Urgent Reforms Needed In Our Education System

Even after sixty years of her existence, Pakistan is yet to bring any major reform in the field of education and even today maintains it’s colonially inherited rote learning system.

Sure we lack the resources of the developed world but shouldn’t we at least try to utilize even the limited resources we do possess.

Most of the government schools don’t even operate properly. Absenteeism among government teachers and school staff is a common practice.

While private schools may present a glimmer of hope yet they are simply too expensive to be afforded by the common man of Pakistan and thus the vast majority of our next generation is condemned to illiteracy from the very beginning.

As for those responsible for maintaining standards, government servants and politicians, their children study in private schools therefore public education is of little concern to them.

Even in the curriculum of schools whereas internationally, most textbooks contain latest information and real-life applications, in Pakistan books designed for schools do not even engage or involve the student’s self, lacking hypothetical questions necessary to develop a questioning mind.

Countries which possess the most well trained labor force have designed curriculums in a manner in which teachers ask students to present their ideas, questions, explanations, etc., about topics being studied. This type of learning involves the learner’s self and positively constructs the minds of students.

It believes in the idea that what students are learning today will help them in their professional life later.

Pakistan on the other hand seems adamant on forcing down knowledge in its future workforce regardless of its long term implications.

Student does not retain what he learns and this impacts his future work performance. Not surprisingly today Pakistan possesses one of the least productive work force in the world.

The elite can afford to send their children to expensive O A levels schools but what about the common man.

A few years back Dr Atta ur Rehman gave the government some proposals to amend the education system and bring it at par with the rest of the world yet perhaps our politicians are too embattled to take notice of that.

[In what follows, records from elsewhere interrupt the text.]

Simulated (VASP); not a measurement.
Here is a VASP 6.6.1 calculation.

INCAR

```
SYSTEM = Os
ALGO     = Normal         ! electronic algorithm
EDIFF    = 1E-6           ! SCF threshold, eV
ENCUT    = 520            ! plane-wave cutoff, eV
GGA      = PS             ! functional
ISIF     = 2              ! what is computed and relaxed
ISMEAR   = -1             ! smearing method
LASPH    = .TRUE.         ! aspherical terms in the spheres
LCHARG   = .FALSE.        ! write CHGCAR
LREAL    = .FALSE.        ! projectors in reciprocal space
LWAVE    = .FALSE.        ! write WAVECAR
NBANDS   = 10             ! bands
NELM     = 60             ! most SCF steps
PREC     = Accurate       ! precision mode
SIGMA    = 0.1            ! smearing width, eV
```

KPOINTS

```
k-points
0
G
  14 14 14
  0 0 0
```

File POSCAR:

Today we have the unenviable distinction of spending less than two percent of our GDP on education. Maybe we simply don’t want to invest in the safe future of our country.

We must understand in order for Pakistan to emerge from its present problems of massive poverty, hunger, deprivation, joblessness and foreign debt, there is no other way except to tap into our real wealth – our children – and migrate from the low value added agricultural economy to a high-value added knowledge economy.